David Napier by David Napier and David Bell: Note 19
19. STEAM CARRIAGE
David Napier's steam carriage ran, it is understood, between Kilmun and Lock Eck in 1827 and 1828 its continued use being found impracticable owing to the difficulties referred to in the Memoir. A Kilmun gentleman who saw the carriage at work has stated that "the roads were of no account at that time, and the motor was not a success." Nothing is known as to its design, but presumably the main difficulty was in the weight of boiler and water, the great obstacle to success both before and after Napier's time. A safe and manageable road carriage had long been desired, and attempts to produce such a vehicle had been made by Cugnot in 1770; Murdoch and Watt, 1784; Symington, 1786; Fourness and Ashworth, 1788; Trevithick, 1800; Henry Bell, and others. The boiler proposed by Watt was to be "made of wooden staves joined together and fastened with iron hoops like a cask; the furnace to be of iron, and placed in the inside of the boiler, so as to be surrounded on every side with water." He, however, never built a steam carriage, and his opinion as to the strict limitation of steam pressure is well known. It is said that Trevithick's was the first road carriage to carry passengers; but Napier's was, it is believed, the first to ply regularly for hire. A patent for improvements in steam carriages was taken in 1831 by David, James and William Napier (relatives of David), but they had no greater success than the earlier inventors. The Memoir states that Napier had "again resumed the subject," but no record has been found of further experiments. "Legislation, prejudice, and the advent of the railway combined latterly to discredit the steam road-carriage, and it was finally driven off the field by the further legislation of 1861 and 1878."

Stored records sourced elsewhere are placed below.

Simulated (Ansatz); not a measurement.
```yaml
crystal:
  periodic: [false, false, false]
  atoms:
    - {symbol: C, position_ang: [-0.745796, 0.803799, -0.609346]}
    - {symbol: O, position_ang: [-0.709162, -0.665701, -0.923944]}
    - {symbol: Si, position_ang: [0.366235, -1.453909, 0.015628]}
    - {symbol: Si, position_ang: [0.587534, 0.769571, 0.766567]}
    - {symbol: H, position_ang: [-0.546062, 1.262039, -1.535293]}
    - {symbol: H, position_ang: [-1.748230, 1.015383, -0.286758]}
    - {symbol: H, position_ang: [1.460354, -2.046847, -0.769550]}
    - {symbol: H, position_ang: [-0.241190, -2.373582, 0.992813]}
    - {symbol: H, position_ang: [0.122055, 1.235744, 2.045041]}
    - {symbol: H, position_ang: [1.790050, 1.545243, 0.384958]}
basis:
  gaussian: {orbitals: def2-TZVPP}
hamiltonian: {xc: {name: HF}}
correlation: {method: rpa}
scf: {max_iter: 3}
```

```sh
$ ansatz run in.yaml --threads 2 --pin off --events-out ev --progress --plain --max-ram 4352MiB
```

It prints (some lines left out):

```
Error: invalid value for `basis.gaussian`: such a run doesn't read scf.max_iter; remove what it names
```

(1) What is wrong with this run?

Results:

The splendid success of the modern motor-car and motor-boat has, of course, been largely due to their independence of the cumbrous boiler and apparatus which the early engineers had to deal with; and Napier's anticipation that "the work done by horses, and a good deal of what is done by steamboats," would be performed by road vehicles, is now being realised, but by petrol instead of steam. There is a certain interest in the fact that the Napiers whose auto-cars have been so very successful are descendants of the David Napier who was joint-author of the 1831 patent.